I do like a spooky stately home in a story, and the build up promised exactly this. The stern and stuffy major and his dreamy, wistful daughter with emotional trauma, rattling around long, lonely corridors and empty, closed off rooms. At one point the build up in the first third of the book was so strong that I stopped reading it at night because it was creeping me out too much. But my daytime reading revealed that actually I needn’t have worried. If there was an eerie thing that happened, there would be a reveal not long after and it was a normal explanation and everyone moved on.
I liked the dynamic between the two young women, and the fact that they found so much common ground in their past and their present, but even this was a little polite for me. The main character in particular could have been so much more. Mental health is a running theme, and we needed to see both of the women unravel a little. Actually see it, rather than hear of it happening in another room. See them bring out the best and worst of each other.
The housekeeper is a fabulous and important character that wasn’t really developed at all, which is such a shame. And if you’re going to mention specific staff, especially if you’re coming across them in the museum rooms and the basement shelter, make it so we connect with them. Have them interact properly with the main character so that we care about their involvement in the story later on, because that was important too. She’s a working class girl thrown into an enormous house with strange goings on. Surely she’d have connected more with the odd maid or two. Especially if they’re important to the overall plot in the end. And surely she’d have reached out to them first for friendship, seeing as they too are brought into the ‘madness’ of this great house and expected to fall in line with the dynamic of it.

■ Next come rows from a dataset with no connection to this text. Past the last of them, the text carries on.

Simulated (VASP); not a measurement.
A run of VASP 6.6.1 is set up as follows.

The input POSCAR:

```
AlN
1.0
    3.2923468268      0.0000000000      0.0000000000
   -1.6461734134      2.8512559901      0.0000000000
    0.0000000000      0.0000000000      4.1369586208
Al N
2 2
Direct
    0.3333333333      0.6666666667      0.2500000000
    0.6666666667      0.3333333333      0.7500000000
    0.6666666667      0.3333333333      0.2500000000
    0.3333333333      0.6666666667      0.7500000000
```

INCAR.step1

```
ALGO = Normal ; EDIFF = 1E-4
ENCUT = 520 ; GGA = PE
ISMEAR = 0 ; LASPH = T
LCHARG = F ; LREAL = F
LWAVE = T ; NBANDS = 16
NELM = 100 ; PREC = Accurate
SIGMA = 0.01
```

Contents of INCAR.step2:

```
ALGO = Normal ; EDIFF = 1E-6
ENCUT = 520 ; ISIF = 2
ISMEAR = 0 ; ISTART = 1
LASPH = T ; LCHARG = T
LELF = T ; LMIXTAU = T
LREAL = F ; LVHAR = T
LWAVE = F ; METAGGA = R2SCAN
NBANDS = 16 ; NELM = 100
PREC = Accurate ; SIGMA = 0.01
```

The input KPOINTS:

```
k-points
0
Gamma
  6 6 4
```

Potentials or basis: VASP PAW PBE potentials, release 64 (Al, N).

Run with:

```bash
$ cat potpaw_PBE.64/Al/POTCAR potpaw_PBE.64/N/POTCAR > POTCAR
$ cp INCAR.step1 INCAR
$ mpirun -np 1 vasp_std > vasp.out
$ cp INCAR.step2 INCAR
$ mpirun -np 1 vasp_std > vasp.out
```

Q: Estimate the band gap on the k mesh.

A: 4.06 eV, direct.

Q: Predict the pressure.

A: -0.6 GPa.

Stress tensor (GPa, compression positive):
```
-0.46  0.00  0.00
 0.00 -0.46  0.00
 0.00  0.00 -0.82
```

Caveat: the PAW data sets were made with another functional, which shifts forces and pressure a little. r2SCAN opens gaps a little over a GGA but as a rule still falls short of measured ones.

The ideas that the author had are fantastic, but it was as if she needed to let go and enjoy weaving the tale. There was glamour, but there needed to be more glamour, it was spooky, but it needed to be more spooky, there was conflict, but at that point I just wanted them all to sort it out and move on, because I’d learnt earlier in the book that they probably would. There are hints of Jane Eyre, but heavily diluted, and how amazing it would’ve been if that had been explored.
Saying all this,I liked the ending. The last couple of chapters take you on an emotional journey that could have been there for the rest of the book. I liked the final reveal. The very end was pretty nice. But think about the fact that I’ve just used ‘nice’ to describe it again, and that says it all. It’s a nice book. A bit floaty in the middle, but overall I’m glad I read it.
This is an author with talent. But I really want her to let loose and allow her characters to pull us into their world so that we don’t want to leave them when they move on without us. I would definitely buy something else she’s written, because I like the style of her writing. The book had so many good qualities and the idea was great, but I really wanted it to dig deeper.
I do like a spooky stately home in a story, and the build up promised exactly this. The stern and stuffy major and his dreamy, wistful daughter with emotional trauma, rattling around long, lonely corridors and empty, closed off rooms. At one point the build up in the first third of the book was so strong that I stopped reading it at night because it was creeping me out too much. But my daytime reading revealed that actually I needn’t have worried. If there was an eerie thing that happened, there would be a reveal not long after and it was a normal explanation and everyone moved on.
I liked the dynamic between the two young women, and the fact that they found so much common ground in their past and their present, but even this was a little polite for me. The main character in particular could have been so much more. Mental health is a running theme, and we needed to see both of the women unravel a little. Actually see it, rather than hear of it happening in another room. See them bring out the best and worst of each other.
The housekeeper is a fabulous and important character that wasn’t really developed at all, which is such a shame. And if you’re going to mention specific staff, especially if you’re coming across them in the museum rooms and the basement shelter, make it so we connect with them. Have them interact properly with the main character so that we care about their involvement in the story later on, because that was important too. She’s a working class girl thrown into an enormous house with strange goings on. Surely she’d have connected more with the odd maid or two. Especially if they’re important to the overall plot in the end. And surely she’d have reached out to them first for friendship, seeing as they too are brought into the ‘madness’ of this great house and expected to fall in line with the dynamic of it.
The ideas that the author had are fantastic, but it was as if she needed to let go and enjoy weaving the tale. There was glamour, but there needed to be more glamour, it was spooky, but it needed to be more spooky, there was conflict, but at that point I just wanted them all to sort it out and move on, because I’d learnt earlier in the book that they probably would. There are hints of Jane Eyre, but heavily diluted, and how amazing it would’ve been if that had been explored.
Saying all this,I liked the ending. The last couple of chapters take you on an emotional journey that could have been there for the rest of the book. I liked the final reveal. The very end was pretty nice. But think about the fact that I’ve just used ‘nice’ to describe it again, and that says it all. It’s a nice book. A bit floaty in the middle, but overall I’m glad I read it.
This is an author with talent. But I really want her to let loose and allow her characters to pull us into their world so that we don’t want to leave them when they move on without us. I would definitely buy something else she’s written, because I like the style of her writing. The book had so many good qualities and the idea was great, but I really wanted it to dig deeper.